Paul Hirst and Grahame Thompson
Since the 1980s it had been fashionable to suggest that there was little that individual countries could do in the face of global economic forces, and any attempt to pursue independent policies would be doomed to failure. ‘Even China’, it was often said, was embracing the global free market. The idea that developing countries, such as India, could promote their own developmental interests by sheltering behind exchange controls or national planning had been swept away along with the Berlin Wall. In the globalized economy of the twenty-first century, it was argued, national governments had to go with the flow of global markets. As the 2008 international financial crisis was breaking, the global strategy firm Oxford Analytica held one of its usual daily analysis sessions, but open to those attending its annual conference. The chair briefly summarised the unfolding global crisis, and then went round the table asking the various national experts to report. Despite the consensus referred to above, the reports did not paint a picture of a uniform globalised market to which each country related in the same way. The US and UK had been referred to in the opening statement, being very much at the centre of whatever it was that had caused the worst economic crisis since the 1930s. But when the expert on Brazil was called, he reported that the socialist President Lula had kept its financial sector rather independent of the global markets. Next India, and here too it was reported that it actually hadn’t opened itself up to the global market quite as much as might have been thought. Then China, where, it was reported, the Communist Party had maintained rather a firm grip.

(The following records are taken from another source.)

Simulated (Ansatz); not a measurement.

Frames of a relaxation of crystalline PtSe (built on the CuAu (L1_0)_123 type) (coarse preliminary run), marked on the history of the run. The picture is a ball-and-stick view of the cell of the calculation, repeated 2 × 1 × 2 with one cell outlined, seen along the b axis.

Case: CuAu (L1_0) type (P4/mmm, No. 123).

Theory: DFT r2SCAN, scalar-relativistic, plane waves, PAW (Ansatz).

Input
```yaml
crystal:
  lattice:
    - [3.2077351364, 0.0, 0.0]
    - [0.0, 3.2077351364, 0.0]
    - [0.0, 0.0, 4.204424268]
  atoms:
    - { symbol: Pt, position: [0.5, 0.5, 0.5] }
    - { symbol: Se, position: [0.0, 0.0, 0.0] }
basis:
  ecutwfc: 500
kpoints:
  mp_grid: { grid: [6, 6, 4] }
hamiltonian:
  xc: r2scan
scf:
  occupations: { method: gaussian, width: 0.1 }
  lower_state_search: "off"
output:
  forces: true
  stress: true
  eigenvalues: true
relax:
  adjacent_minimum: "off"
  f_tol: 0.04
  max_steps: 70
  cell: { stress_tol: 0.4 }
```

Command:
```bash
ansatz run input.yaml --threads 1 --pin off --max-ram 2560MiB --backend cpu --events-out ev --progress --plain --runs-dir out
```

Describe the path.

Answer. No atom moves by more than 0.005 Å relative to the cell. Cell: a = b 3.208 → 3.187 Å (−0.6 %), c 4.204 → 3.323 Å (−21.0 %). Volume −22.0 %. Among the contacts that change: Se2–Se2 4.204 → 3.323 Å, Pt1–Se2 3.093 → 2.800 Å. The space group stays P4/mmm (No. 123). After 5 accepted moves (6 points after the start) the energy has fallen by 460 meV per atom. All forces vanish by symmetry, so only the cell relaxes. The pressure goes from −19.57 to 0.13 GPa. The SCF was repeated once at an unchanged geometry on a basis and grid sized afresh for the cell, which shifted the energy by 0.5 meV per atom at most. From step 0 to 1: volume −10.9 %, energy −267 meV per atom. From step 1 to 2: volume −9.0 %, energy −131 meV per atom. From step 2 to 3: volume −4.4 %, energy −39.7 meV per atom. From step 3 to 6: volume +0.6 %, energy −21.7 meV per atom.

Since the inception of the State, creativity has been of critical importance. This chapter introduces the basic concepts of how creativity has been central and continues to be so. It argues that the development of legal rules has seen a gradual shift away from the consideration of creativity as a relevant factor in regulation. This has been exacerbated through the use of proprietary and capitalistic concepts. This chapter outlines the subsequent chapters, and provides an indication of the reforms that are proposed later in the monograph
John N. Adams
This chapter begins with a brief discussion of the earliest form of patents in 500 B.C. in Greece and a pre-modern patent system in Venice, Italy in the fifteenth century, followed by a review of the origin of the United Kingdom patent system during the industrial revolution in the sixteenth century. It discusses cases and literature influential in the series of patent reforms in the nineteenth century and the development of fundamental conditions for a patent grant, including the novelty, inventive step, and sufficient disclosure for the specification as well as the introduction of the pre-grant examination on these conditions. In particular, special attention is paid to Liardet v. Johnson (1778), viewed as crucial to the development of modern patent law. The chapter also includes brief overviews of the development of patent systems in the United States, France and Germany, and patent related international agreements.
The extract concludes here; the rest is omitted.